Family of Oklahoma senator's son who died in 2013 plane crash suing aircraft manufacturers
TULSA, Okla. (AP) -- The family of a U.S. senator's son who was killed in a plane crash is suing the aircraft's manufacturers.
A lawsuit filed Tuesday in Tulsa County District Court claims the November 2013 crash that killed Perry Dyson Inhofe II, 51, was due to manufacturers not providing proper maintenance on the plane's engine and parts.
Inhofe - a licensed pilot, flight instructor and Tulsa physician - was the son of U.S. Sen. Jim Inhofe. He died after the twin-engine aircraft he was flying crashed about 5 miles north of the Tulsa International Airport runway and caught fire.
"This accident has devastated the Inhofe family, and we intend to find accountability from those responsible," said the family's attorney, William Angelley, in a statement.
The suit, which asks for at least $75,000 in damages, names Honeywell International Inc., Standard Aero, Standard Aero (Alliance) Inc. and International Jet Service Corp. as defendants, the Tulsa World ( http://bit.ly/1x2h7Ea ) reported.
Honeywell spokesman Scott Sayres said in a statement that the company "firmly believes neither its engines nor any of its other products were responsible for this tragic accident."
"Honeywell takes great pride in our products and their long history of safe and reliable performance," Sayres said.
International Jet Service declined to comment Wednesday, and StandardAero said it doesn't comment on pending litigation. A message was left with Standard Aero (Alliance) Inc.
A federal accident report said Inhofe didn't "appropriately manage" the aircraft when one of its engines failed. The plane should have been operable in a one-engine condition, and weather wasn't a factor in the accident, the National Transportation Safety Board said in its probable cause report.

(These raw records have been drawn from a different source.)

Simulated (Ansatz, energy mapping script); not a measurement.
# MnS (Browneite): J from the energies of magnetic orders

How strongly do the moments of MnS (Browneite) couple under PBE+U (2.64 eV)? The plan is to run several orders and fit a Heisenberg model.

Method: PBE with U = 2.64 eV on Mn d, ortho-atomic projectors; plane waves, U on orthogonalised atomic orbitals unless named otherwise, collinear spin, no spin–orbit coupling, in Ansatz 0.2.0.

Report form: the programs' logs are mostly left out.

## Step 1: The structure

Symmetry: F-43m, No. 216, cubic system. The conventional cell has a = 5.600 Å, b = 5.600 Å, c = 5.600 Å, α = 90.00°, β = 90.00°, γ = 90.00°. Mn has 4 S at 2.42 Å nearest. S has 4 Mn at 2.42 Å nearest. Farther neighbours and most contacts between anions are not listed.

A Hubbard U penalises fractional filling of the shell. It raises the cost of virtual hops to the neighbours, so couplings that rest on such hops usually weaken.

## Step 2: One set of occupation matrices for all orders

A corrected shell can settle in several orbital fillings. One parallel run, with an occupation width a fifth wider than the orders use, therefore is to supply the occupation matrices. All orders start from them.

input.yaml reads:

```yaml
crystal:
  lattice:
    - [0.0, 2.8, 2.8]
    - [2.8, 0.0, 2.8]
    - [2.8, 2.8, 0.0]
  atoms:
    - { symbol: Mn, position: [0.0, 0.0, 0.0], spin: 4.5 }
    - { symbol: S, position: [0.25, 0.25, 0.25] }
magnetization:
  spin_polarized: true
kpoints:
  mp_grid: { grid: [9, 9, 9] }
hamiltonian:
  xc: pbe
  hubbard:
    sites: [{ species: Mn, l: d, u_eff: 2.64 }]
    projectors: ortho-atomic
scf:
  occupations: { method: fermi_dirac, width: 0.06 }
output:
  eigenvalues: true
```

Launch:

Angelley calls the report "absolute nonsense" in saying the plane should have been flyable with a single engine. He said the left engine shut down after the plane's gear and flaps already had been lowered, setting up an "impossible situation" for Inhofe.
"Virtually no one could have recovered from that," he said. "There was simply too much drag and not enough power."
Authorities say Inhofe was conducting his first solo flight in the Mitsubishi MU-2 plane from Salina, Kansas, to Tulsa when he overshot the airport's runway.